Posted by Jen Chaney

Pamela Paul has an essay on Babble today that analyzes the merits of teaching our babies sign language. In the piece, excerpted from Paul's book, "Parenting Inc.," she finds that there isn't anything wrong with showing infants how to communicate with their hands. But she also discovers that it may not be as overwhelmingly beneficial as the initial studies by Linda Acredolo and Susan Goodwyn, founders of the Baby Signs Institute, suggested.

"Parents who sign to their children are also talking to them — and no study can prove that talking alone didn't lead to later verbal advances," Paul writes.

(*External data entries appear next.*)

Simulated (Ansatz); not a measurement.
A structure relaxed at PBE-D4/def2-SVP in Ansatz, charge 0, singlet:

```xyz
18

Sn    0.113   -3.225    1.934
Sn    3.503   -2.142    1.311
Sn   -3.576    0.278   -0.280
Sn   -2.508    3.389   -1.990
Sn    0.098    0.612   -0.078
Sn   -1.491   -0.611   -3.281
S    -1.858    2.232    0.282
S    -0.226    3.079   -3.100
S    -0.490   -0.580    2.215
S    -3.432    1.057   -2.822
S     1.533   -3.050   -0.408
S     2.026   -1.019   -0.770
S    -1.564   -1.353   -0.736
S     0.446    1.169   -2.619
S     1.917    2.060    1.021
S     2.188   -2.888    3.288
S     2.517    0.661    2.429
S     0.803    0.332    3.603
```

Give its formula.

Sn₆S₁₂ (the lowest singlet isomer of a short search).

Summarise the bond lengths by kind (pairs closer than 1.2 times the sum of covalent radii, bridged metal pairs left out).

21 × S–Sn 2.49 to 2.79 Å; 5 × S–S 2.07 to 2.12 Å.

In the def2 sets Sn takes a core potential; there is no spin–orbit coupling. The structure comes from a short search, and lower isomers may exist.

Like so many parents, my husband and I have tried to teach our son a bit of signing, figuring it can't hurt and, potentially, might help him communicate with us. So far it has not been a successful endeavor. I repeatedly gesture -- "Eat. Eat." "More. More." -- when he's buckled into his high chair at meal time and he just looks at me like, "Whatever, lady. Just bust out the Cheerios and get it over with."

I also noticed that the signs I learned differ from the illustrated examples in Paul's piece. So it's entirely possible I actually have been teaching my child to say, "Mom, seriously. Enough with the hand motions."

Have you tried signing with your kids? Did they pick it up more readily than mine? And do you feel it ultimately helped their communication skills?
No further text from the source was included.